United States District Court, Third Circuit

August 28, 2013


John G. Day, Esq., Lauren E. Maguire, Esq., Andrew C. Mayo, Esq., ASHBY & GEDDES, Wilmington, DE.

Blair M. Jacobs, Esq., Christina A. Ondrick, Esq., Rose S. Whelan, Esq., McDERMOTT WILL & EMERY LLP, Washington, DC.

Terrence P. McMahon, Esq., McDERMOTT WILL & EMERY LLP, Menlo Park, CA.

Leigh J. Martinson, Esq., McDERMOTT WILL & EMERY LLP, Boston, MA. Attorneys for Plaintiffs Fairchild Semiconductor Corporation, and System General Corporation.

William J. Marsden, Jr., Esq., Joseph B. Warden, Esq., FISH & RICHARDSON, P.C., Wilmington, DE.

Frank E. Scherkenbach, Esq., FISH & RICHARDSON, P.C., Boston, MA.

Howard G. Pollack, Esq., Michael R. Hatley, Esq., Enrique Duarte, Esq., FISH & RICHARDSON, P.C., Redwood City, CA. Attorneys for Defendant Power Integrations, Inc.


LEONARD P. STARK, District Judge.

Plaintiffs Fairchild Semiconductor Corporation and System General Corporation (collectively, "Plaintiffs" or "Fairchild") filed this patent infringement action against Defendant Power Integrations, Inc. ("Defendant" or "Power") on May 1, 2012, asserting three U.S. Patents: (1) U.S. Pat. No. 7, 259, 972 ("the '972 patent"); (2) U.S. Pat. No. 7, 525, 259 ("the '259 patent"); and (3) U.S. Pat. No. 7, 286, 123 ("the '123 patent"). On June 21, 2012, Power counterclaimed for infringement of five U.S. Patents: (1) U.S. Pat. No. 6, 229, 366 ("the '366 patent"); (2) U.S. Pat. No. 7, 995, 359 ("the '359 patent"); (3) U.S. Pat. No. 7, 952, 895 ("the '895 patent"); (4) U.S. Pat. No. 7, 876, 587 ("the '587 patent"); and (5) U.S. Pat. No. 8, 115, 457 ("the '457 patent"). The '972, '259, '366, '359, '895, ' 587, and '457 patents relate to aspects of switching power supply regulators. The '123 patent relates to driver circuits for light emitting diodes.

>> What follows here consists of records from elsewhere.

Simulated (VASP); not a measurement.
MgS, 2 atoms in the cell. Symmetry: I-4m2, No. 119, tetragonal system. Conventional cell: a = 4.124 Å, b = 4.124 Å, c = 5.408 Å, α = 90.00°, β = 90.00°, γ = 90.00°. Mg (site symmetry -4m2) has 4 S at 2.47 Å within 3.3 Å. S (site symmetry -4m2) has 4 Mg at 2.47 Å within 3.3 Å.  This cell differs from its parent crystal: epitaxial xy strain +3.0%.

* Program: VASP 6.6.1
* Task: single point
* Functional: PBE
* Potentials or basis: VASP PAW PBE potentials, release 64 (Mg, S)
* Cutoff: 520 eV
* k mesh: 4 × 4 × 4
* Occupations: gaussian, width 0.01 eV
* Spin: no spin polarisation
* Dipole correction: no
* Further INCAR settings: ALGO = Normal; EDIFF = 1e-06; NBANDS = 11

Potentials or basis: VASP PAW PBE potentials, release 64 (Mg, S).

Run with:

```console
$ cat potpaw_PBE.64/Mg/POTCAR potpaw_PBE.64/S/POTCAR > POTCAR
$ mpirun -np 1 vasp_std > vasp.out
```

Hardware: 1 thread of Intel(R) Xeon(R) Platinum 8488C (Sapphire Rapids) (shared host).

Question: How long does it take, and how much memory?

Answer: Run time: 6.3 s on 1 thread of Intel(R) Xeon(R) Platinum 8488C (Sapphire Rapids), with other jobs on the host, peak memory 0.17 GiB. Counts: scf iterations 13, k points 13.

Presently before the Court is the issue of claim construction of various disputed terms of the eight patents-in-suit. The parties completed claim construction briefing on May 24, 2013. (D.I. 59, 60, 69, 72) The Court conducted a Markman hearing on July 15, 2013. ( See D.I. 86) (hereinafter "Tr.")


"It is a bedrock principle of patent law that the claims of a patent define the invention to which the patentee is entitled the right to exclude." Phillips v. A WH Corp., 415 F.3d 1303, 1312 (Fed. Cir. 2005) (internal quotation marks omitted). Construing the claims of a patent presents a question of law. See Markman v. Westview Instruments, Inc., 52 F.3d 967, 977-78 (Fed. Cir. 1995), aff'd, 517 U.S. 370 , 388-90 (1996). "[T]here is no magic formula or catechism for conducting claim construction." Phillips, 415 F.3d at 1324. Instead, the court is free to attach the appropriate weight to appropriate sources "in light of the statutes and policies that inform patent law." Id.

"[T]he words of a claim are generally given their ordinary and customary meaning... [which is] the meaning that the term would have to a person of ordinary skill in the art in question at the time of the invention, i.e., as of the effective filing date of the patent application." Id. at 1312-13 (internal citations and quotation marks omitted). "[T]he ordinary meaning of a claim term is its meaning to the ordinary artisan after reading the entire patent." Id. at 1321 (internal quotation marks omitted). The patent specification "is always highly relevant to the claim construction analysis. Usually, it is dispositive; it is the single best guide to the meaning of a disputed term." Vitronics Corp. v. Conceptronic, Inc., 90 F.3d 1576, 1582 (Fed. Cir. 1996).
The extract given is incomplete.